Since jumping into foodservice right out of high school, Cavin Sullivan
has cultivated his natural talent for making food beautiful into a
position as general manager at The J.M. Smucker Company in Orrville,
Ohio. At this Metz & Associates account, he uses this talent, along
with his ability to lead a team, to serve the company’s 1,100 employees
between 500 and 600 meals per day.
Since coming to the Smucker Company in 2004, Sullivan has led a successful transition from the campus’ old dining facility—which was located in the manufacturing plant—to a new facility with a state-of-the-art conference center. Since the new cafeteria opened in April, sales have increased by 50% and guest counts have increased by 25%.
“Our participation at the old facility was really low,” Sullivan says. “It was located in the manufacturing plant, so a lot of the corporate people chose not to walk over there. When the new facility opened, participation increased by 50% and we’ve sustained that.”
Sullivan says the most challenging part of managing the move—which took place over four weeks—was the fact that the new facility was integrating some of the former café’s equipment into its plan.
“Smucker’s wanted to keep the café going without any shutdown, so the challenge was to keep people fed but gradually reduce what we were offering over there, while still keeping people happy. For example, when we lost the grill we added more pizzas and strombolis, and once that station went away we did pre-made sandwiches and boxed lunches to try to come up with things they hadn’t seen before.”
Other challenges with the move included the addition of six positions, which included staff for the conference center, and determining what kind of volume the new facility would be facing. Sullivan says Executive Chef Ken Edwards was instrumental in the transition by coordinating all the new menus, recipes, purchasing and inventory. For his part,
Edwards says it is Sullivan’s talent for organization that makes the operation so successful.
“I think this is one of the most organized accounts that I’ve ever worked at, in terms of how the catering is set up and how the staff is dealt with,” Edwards says. “Cavin is a very organized person and that’s a big key for our organization. It makes things run smoothly.”
Combining healthy forces: The facility features new stations such as an enhanced pizza/pasta concept, where staff prepare bruschetta, strombolis, pizzas and pasta, and a cook-to-order station, which features international fare as well as specialty salads. Other stations include a grill, deli and a large salad bar that features organic produce. Sullivan adds that the Smucker Company is committed to supporting the community so he purchases locally—items such as beef, dairy, produce and chips—whenever he can. Sullivan has also merged Metz & Associates’ healthy eating program, HEALTHchecks, with the Smucker Company’s own program, called “Good and Good for You.”

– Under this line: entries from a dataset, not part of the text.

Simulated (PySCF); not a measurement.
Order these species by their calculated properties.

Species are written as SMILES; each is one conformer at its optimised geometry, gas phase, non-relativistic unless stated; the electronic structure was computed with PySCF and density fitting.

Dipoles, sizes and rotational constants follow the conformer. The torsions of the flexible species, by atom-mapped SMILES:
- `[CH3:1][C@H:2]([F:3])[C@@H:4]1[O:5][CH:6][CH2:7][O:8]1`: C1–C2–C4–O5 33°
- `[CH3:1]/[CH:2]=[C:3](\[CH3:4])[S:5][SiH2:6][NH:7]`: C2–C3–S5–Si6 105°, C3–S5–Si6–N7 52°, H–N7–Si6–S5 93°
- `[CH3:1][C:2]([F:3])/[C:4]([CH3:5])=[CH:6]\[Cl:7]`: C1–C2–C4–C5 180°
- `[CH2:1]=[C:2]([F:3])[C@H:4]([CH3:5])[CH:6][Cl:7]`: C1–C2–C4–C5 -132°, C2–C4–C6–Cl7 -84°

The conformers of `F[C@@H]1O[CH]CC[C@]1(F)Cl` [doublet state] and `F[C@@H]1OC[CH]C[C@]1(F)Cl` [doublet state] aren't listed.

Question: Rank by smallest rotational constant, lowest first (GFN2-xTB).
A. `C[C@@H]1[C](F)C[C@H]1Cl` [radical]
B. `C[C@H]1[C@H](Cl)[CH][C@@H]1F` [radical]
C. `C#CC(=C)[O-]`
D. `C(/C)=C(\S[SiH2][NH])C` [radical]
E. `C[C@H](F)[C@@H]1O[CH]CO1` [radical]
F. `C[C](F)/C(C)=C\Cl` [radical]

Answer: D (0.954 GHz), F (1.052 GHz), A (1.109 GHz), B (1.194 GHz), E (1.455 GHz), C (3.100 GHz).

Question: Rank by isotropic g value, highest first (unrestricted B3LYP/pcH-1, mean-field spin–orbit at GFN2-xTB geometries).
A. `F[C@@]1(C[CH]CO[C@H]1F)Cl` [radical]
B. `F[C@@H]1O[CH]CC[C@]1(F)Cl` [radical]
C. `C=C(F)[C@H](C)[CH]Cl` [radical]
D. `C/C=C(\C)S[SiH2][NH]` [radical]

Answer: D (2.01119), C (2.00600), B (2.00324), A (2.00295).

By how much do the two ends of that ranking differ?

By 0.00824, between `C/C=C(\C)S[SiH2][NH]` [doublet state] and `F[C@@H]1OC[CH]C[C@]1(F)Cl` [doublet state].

“Smucker’s program was more about healthy living, not just food,” Sullivan says. “Metz focused more on the nutrition side of it and developed a lot of health-conscious recipes with nutritional analysis. So we just tailored Metz’s program for the Smucker Company by using the “Good and Good For You” logo, but the recipes are from the HEALTHchecks program.” The “Good and Good for You” logo appears on healthier options, which are scattered throughout the facility. Sullivan also was able to upgrade the menu, so they are using more upscale ingredients like shrimp and flank steak.
Sullivan also has increased catering sales because of the space he has in the new facility. The new conference center, located upstairs from the café, has one room that can seat about 600 people and several breakaway rooms that seat about 20 to 30.
“Before this facility was built, the company didn’t really have the space to accommodate a lot of these meetings, so they would take a lot of them off-site,” Sullivan says. “Now that we have the facilities, these meetings can stay in house, so we’ve been doing between $6,000 and $15,000 in catering sales per week.”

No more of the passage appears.